While it's something of a faux pas to refer to another review in a review, I read some of Laura Miller's review of Brandon Taylor's new novel in Slate before reading the novel. I found it baffling then, and even more baffling after finishing The Late Americans. Miller's point--much maligned and hot-take'd on social media when it was published--is that Taylor is funny and scathing on social media in ways that he is not in his writing. Why can't his submissions to capital-L Literature--careful and crafted and thorough--be more like his emissions--dashed off, personal, casually erudite--on lowercase-s social media? A take as wrongheaded as it was full throated, which would be right at home in Taylor's funny and photorealistic portrayals of writing workshops in the book.
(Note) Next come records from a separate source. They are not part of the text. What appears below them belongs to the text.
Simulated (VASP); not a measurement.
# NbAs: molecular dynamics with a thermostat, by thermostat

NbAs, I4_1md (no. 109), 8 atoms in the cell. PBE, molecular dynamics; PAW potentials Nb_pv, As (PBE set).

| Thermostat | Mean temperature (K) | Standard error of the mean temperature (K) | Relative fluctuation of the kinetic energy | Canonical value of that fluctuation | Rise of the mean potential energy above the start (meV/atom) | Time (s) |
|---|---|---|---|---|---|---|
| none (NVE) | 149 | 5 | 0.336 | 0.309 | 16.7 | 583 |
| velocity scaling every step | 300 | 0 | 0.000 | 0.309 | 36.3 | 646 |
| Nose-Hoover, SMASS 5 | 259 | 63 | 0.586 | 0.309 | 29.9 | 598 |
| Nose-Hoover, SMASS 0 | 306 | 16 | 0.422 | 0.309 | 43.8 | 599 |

What's most confounding about Miller's stance on the novel, beyond the stance's very existence, is that it's way off. The Late Americans is full of laughs. Taylor relishes in the postures of politics and art and class, letting his characters speak freely in such a way that might veer close to satire if it weren't spot on. But what might confuse some readers or reviewers is that the book is both very funny and very serious. Taylor writes his characters with such intimacy that it's impossible to tell who, if anyone, he's sending up. Really, all his depictions are unflattering and fair. But caring, too. In truth, we are all of us annoying and we are all, in our way, human and valid. Whose side you take will depend on your own prejudices, overlooking the flaws in some, while narrowing in on and unforgiving those in others. What or who you laugh at is more about you, less about Taylor.
The novel takes place at the prestigious Iowa Writers Workshop, where Taylor himself attended. Instead of lambasting fiction writers, though, Taylor focuses on poets. Taylor has said he did this to avoid the ire of fellow fiction writers, but his choice of poets I think serves the book better. Fiction, in its most popular iterations, still has an air of utility in our culture, while poetry--grad school-level poetry, at least--has mostly been written off as frivolous in the way real art is. In a novel that pits "art" against "real life," something as useless as it is essential is the only form that will do.
Early in the novel, potential villain Seamus closes out that day's workshop with an ungenerous critique of a classmate's poem. With his free afternoon, he tries to pick up a few extra hours at his job in the kitchen of a hospice. Unlike most of those classmates, Seamus doesn't come from money. Deftly, Taylor ties the knot of The Late Americans from the jump. Art and work, rich and poor, life and death: it all coexists in a snarl here. For someone so serious about his writing, Seamus has no illusions about its tangible worth when compared to a paying job. "He loved poetry but couldn't square it with the essentials of life."
But as Seamus considers the activities available at the hospice--outdoor work, readying and tending a garden--and then the joy he receives from cooking, the importance, even relevance of poetry becomes clear. If something makes life temporarily more lovely, if you can lose yourself in something that transcends mortality, such as poetry, or cooking, or gardening, or sex, then it matters. It's a beautiful, early revelation that Taylor will continue to challenge throughout the course of the novel, through a rich cast of characters.
Frivolity and utility, old and new forms, past and present, humour and earnestness, students and townies: polar opposites circle and flirt in The Late Americans, and join and separate, and rend again. There's such varied ideas and characters in The Late Americans, all rendered with equal attention and acumen, that it's the roaring antithesis of social media, which fosters the exact sort of oversimplification that Taylor eschews and, frankly, smashes to bits here.